Skip to content

NetherlandsForensicInstitute/telcell

Repository files navigation

Telcell

Telcell is a collection of scripts than can be used to determine the evidence that a pair of any phones is used by the same person.

Requirements

  1. Python 3.10

Pre-run

  1. Make sure the requirements are installed
pip install -r requirements.txt

Tests

To run the tests do:

pip install -r test-requirements.txt
coverage run --branch --source telcell --module pytest --strict-markers tests/

Run

python example.py

The script example.py contains information and an example pipeline to run the library. It uses testdata that is included in the repository and should return output like:

DummyModel: [1.0, 1.0, 1.0, 1.0]
MeasurementPairClassifier: [1.0, 1.0, 1.0, 1.0]

Input data

At this moment only a csv file can be used as input, but an extra input source can be easily realised if necessary. The following columns are expected to be present in the csv file:

    - owner
    - device
    - cellinfo.wgs84.lat
    - cellinfo.wgs84.lon
    - timestamp

Any additional columns are stored under the extra attribute of each resulting Measurement object.

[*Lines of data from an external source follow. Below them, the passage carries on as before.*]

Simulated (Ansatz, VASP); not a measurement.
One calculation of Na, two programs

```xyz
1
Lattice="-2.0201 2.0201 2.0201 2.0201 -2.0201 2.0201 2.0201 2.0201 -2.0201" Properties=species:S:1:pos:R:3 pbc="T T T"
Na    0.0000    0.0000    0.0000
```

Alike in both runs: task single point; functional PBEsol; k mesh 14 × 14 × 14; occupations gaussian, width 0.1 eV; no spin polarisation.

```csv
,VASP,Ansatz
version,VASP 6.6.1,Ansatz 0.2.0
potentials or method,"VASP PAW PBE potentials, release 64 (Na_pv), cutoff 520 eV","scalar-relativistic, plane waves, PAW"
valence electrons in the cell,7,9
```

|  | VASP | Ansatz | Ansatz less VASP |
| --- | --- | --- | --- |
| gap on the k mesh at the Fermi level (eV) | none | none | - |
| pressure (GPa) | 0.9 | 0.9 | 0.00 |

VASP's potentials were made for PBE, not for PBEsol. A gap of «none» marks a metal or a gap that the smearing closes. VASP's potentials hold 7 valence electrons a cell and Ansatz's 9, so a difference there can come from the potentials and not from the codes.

After parsing, the data is stored as Tracks and Measurement objects. Each Track has an owner, device and a sequence of Measurement. A Measurement consists of coords (a Point object), a timestamp (datetime) and an extra (Mapping) for additional information.

Processing

The next step is data processing or crunching. The data will be transformed in a format that can be used by the models.

Models

Even though custom models can be used with telcell, a number of models have been implemented.

  • Dummy model: always returns an LR of 1.
  • MeasurementPairClassifier: generates colocated and dislocated training pairs from the tracks based on the time interval and the rarity of the location. Fits a Logistic Regression model and an ELUB bounded KDE calibrator. Returns LRs for the training data.
  • RarePairModel: uses coverage data (gps locations with corresponding antennas) to fit coverage_models for each time interval bin. For the validation/case data, a registration pair is chosen from a pair of tracks, for which the registrations are within a specific time interval and the location for the second measurement is the rarest with respect to the background of track_b. For this pair a calibrated score is given by the model/calibrator which is subsequently used to calculate the LR via a number of statistical calculations.

Evaluation

We use the evaluation of the library lrbenchmark. A Setup object is created with the run_pipeline function, the models that have to be evaluated, the necessary parameters and the data itself. All different combinations will be evaluated, resulting in multiple lrs that can be used to determine if the two phones were carried by the same person or not.

Generating LRs

Instead of using the pipeline for evaluation, functionality is also present to write the generated LRs to file. Replace make_output_plots with write_lrs with the required parameters and the LRs will be written to file.

Dashboards

The command to run the dashboard is PYTHONPATH=. streamlit run data_analysis/dashboard.py -- --file-name <PATH_TO_FILE> for the repository root. The PYTHONPATH is necessary to set, so streamlit can find the imported files correctly. In this dashboard, there exist two applications:

  1. Tracks and pairs, to visualize the registrations and pairs from a measurements.csv file (so this can both be casework as validation measurements). The <PATH_TO_FILE> refers to the path of this measurements.csv. You can overwrite the default path to this file with a different one. The extra -- in the above command is necessary for streamlit to parse the arguments belonging to the script, instead of to streamlit itself.
  2. Travel speed, to visualize the travel speeds found in a measurements.csv file, that is provided via <PATH_TO_FILE>.